MORTON'S OF CHICAGO/GREAT NECK LLC, Respondent, v. CRAB HOUSE, INC., Appellant, et al., Defendant.

Decided: August 19, 2002

MYRIAM J. ALTMAN, J.P., ROBERT W. SCHMIDT, SANDRA L. TOWNES and BARRY A. COZIER, JJ. Willkie Farr & Gallagher, New York, N.Y. (Stephen Greiner, Monty Davis, and Jonathan C. Harris of counsel), for appellant. Certilman Balin Adler & Hyman, LLP, East Meadow, N.Y. (Patrick McCormick of counsel), for respondent.

In an action, inter alia, for a judgment declaring that the plaintiff landlord's acceptance of the defendant tenant's offer to terminate a lease was valid, holdover use and occupancy payments, and an attorney's fee, the defendant Crab House, Inc., appeals from (1) so much of an order of the Supreme Court, Nassau County (Adams, J.), entered August 15, 2000, as granted the plaintiff's motion for summary judgment, determined that the plaintiff landlord's acceptance of the defendant tenant's offer to terminate the lease was valid, set the matter down for an inquest to determine the amount of holdover use and occupancy payments and the attorney's fee, and denied its cross motion for partial summary judgment dismissing the plaintiff's second cause of action for holdover use and occupancy payments, (2) an order of the same court, entered March 23, 2001, which, after an inquest, awarded the plaintiff holdover use and occupancy payments of $347,229.09, and an attorney's fee, costs, and disbursements of $49,000, and (3) a judgment of the same court, dated March 26, 2001, which is in favor of the plaintiff and against it in the principal sum of $396,229.09.

ORDERED that the appeals from the orders entered August 15, 2000, and March 23, 2001, are dismissed;  and it is further,

ORDERED that the judgment is modified by adding a provision thereto declaring that the plaintiff landlord's acceptance of the defendant tenant's offer to terminate the lease was valid;  as so modified, the judgment is affirmed;  and it is further,

ORDERED that the plaintiff is awarded one bill of costs.
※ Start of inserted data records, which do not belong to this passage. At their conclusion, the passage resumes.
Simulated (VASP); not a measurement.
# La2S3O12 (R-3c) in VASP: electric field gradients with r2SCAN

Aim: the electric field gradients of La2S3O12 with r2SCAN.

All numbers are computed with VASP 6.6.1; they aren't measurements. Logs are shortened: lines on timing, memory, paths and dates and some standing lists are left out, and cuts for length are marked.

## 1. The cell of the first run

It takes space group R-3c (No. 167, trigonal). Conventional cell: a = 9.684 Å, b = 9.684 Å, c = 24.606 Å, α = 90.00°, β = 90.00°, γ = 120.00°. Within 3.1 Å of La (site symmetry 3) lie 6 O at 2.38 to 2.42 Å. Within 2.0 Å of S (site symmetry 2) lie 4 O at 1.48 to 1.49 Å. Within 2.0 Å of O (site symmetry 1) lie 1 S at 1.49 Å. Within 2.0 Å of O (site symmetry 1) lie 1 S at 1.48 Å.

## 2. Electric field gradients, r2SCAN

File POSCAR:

 The appeals from the intermediate orders must be dismissed because the right of direct appeal therefrom terminated with the entry of judgment in the action (see Matter of Aho, 39 N.Y.2d 241, 248, 383 N.Y.S.2d 285, 347 N.E.2d 647).   The issues raised on the appeals from the orders are brought up for review and have been considered on the appeal from the judgment (see CPLR 5501 [a][1] ).

In October 1994, the defendant Crab House, Inc., (hereinafter Crab House), as tenant, and Thomaston Northern Associates and Shore-Port Washington Development Corp., as landlords, entered into a lease of real property located on Northern Boulevard in Great Neck. The lease provided that, as a prerequisite to any assignment of the lease or sublease of the premises, the tenant was required to offer “to terminate this lease as of the last day of any calendar month during the term hereof and to vacate and surrender the Demised Premises to Landlord on the date fixed in the notice served by Tenant upon Landlord.”   The lease further provided that “[a]ny notice, demand, request or other document or instrument which may be or is required to be given under this lease, shall be in writing and shall be deemed delivered when received or first refused.”

By June 1998, Crab House had closed its restaurant at the premises and was seeking an assignee of the lease or subtenant for the property.   In December 1998, the plaintiff, Morton's of Chicago/Great Neck, LLC (hereinafter Morton's), acquired the premises and became the defendant's landlord.   In January 1999, Crab House located a potential sublessor.   By letter dated February 11, 1999, Crab House advised Morton's that it had found a suitable subtenant, and that, pursuant to the lease, it was seeking consent to its assignment of the lease and offering Morton's the option of terminating the lease.   On February 18, 1999, during a telephone conversation with Crab House's general counsel and vice-president, Morton's attorney orally accepted Crab House's offer to terminate the lease.   On the same day, Morton's mailed a certified letter confirming the acceptance.   Crab House subsequently attempted to revoke its offer to terminate the lease in a certified letter to Morton's dated February 18, 1999, and by facsimile transmission to Morton's dated February 19, 1999.   On February 22, 1999, Crab House received Morton's certified letter confirming its oral acceptance of Crab House's offer to terminate the lease.   On that same date, Morton's received Crab House's certified letter revoking the offer to terminate the lease.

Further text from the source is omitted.